FARMINGTON — Town clerks reported a strong, steady flow of voters coming out Tuesday to polling places to cast votes in the greater Franklin County region.

“It’s actually my first time voting and it was terrifying that this was the first election I voted in,” Samantha Doucet, 19, of Farmington said, referring to the election of a new president.

“I am with Hillary,” she said. “I like her values.”

Doucet was accompanied to the polls by Dan Keller, 20, of Farmington. The couple are University of Maine at Farmington students.

“I voted for Clinton,” Keller said. “I am part of the (lesbian, gay, bisexual and transgender) community and I don’t think that under Trump that good things are going to come from it. I don’t want to fear for my life. I am just a young kid. I’m not taken seriously on a lot of things, and by at least trying to change the legislation I feel like I have a voice.”

At 5:45 p.m. 2,638 Farmington voters had cast ballots, election poll volunteer Stephan Bunker said.

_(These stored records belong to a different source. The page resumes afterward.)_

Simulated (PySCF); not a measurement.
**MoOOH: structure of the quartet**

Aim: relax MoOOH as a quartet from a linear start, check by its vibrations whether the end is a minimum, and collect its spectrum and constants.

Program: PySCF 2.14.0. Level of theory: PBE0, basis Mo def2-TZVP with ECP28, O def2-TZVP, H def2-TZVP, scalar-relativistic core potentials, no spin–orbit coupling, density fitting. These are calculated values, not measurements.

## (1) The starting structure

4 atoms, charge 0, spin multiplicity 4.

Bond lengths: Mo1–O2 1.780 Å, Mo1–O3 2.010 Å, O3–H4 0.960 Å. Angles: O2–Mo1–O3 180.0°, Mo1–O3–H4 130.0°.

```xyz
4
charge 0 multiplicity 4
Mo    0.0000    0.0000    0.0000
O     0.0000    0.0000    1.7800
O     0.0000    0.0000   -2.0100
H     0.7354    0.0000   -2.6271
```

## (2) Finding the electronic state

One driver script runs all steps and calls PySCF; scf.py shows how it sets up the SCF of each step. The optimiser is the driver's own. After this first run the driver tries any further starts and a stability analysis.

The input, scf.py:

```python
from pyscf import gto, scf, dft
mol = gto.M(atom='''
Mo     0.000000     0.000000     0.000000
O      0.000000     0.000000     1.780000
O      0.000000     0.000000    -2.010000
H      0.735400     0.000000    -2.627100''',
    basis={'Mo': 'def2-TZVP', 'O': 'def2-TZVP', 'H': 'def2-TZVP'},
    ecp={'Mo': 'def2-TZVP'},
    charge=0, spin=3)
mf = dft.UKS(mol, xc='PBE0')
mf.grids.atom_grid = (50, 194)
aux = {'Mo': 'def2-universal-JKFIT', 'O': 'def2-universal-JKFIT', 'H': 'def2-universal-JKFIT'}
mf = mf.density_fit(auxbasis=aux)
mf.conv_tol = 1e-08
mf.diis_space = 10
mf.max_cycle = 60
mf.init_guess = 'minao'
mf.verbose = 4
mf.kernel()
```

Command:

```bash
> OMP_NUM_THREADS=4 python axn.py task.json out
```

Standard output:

Farmington Town Clerk Leanne Dickey and Ballot Clerk Shane Cote registered voters early in October by holding two registration sessions at UMF open to anyone from Farmington. They registered about 80 new voters, Cote said.

As of early Tuesday night they had reached another 550 new voter registrations, nearly 200 more than during the 2012 presidential election.

A line of voters waited to cast ballots between 8 and 9 a.m., with smaller lines at other times, Dickey said.

“Right now we are about where we were at in 2012,” Cote said about total votes cast.

Voting was strong and steady in Jay as well.

“It has been steady but not unbearable,” Jay Town Clerk Ronda Palmer said. “I just think with the new system everything goes smooth.”


By late afternoon more than half the town’s 3,300 registered voters had cast ballots, with 1,390 residents voting in person and 736 by absentee ballot. About 150 new voters registered.

Jean Gilbert, the wife of state Rep. Paul Gilbert, D-Jay, who is not seeking re-election, was registering new voters.

“It’s been a busy day. I think it is wonderful,” Gilbert said.

About noon, Livermore Town Clerk Renda Guild said voter turnout had been absolutely unbelievable. Four hundred had voted by absentee ballot and 379 had already stopped in to vote.

“There were a lot of new registrations this morning,” Guild said.

At 5 p.m., Chesterville Election Warden Jim Grippe said people were waiting before 8 a.m. and voting was steady throughout the day. At that time, more than 600 votes had been cast in a town with 960 registered voters, he said.


“People seem to appreciate the paper ballots, although it will take longer to count them,” Grippe said.

“The mood’s been upbeat with zero political discussions. People are tired of the controversy. Many are happy the ad season is done,” he said.

Grippe said a lot of disabled people voted, some of whom couldn’t write because of injuries, and adjustments were made as needed. “It’s nice to see those who have a hard time making the effort to vote. It’s a great testament to the American election system,” Grippe said.

Jamison Turner said he had voted in the presidential elections once he became old enough. This one is more of a joke than anything else, he said.

“I didn’t feel strongly for either candidate. This one’s hard,” Turner said.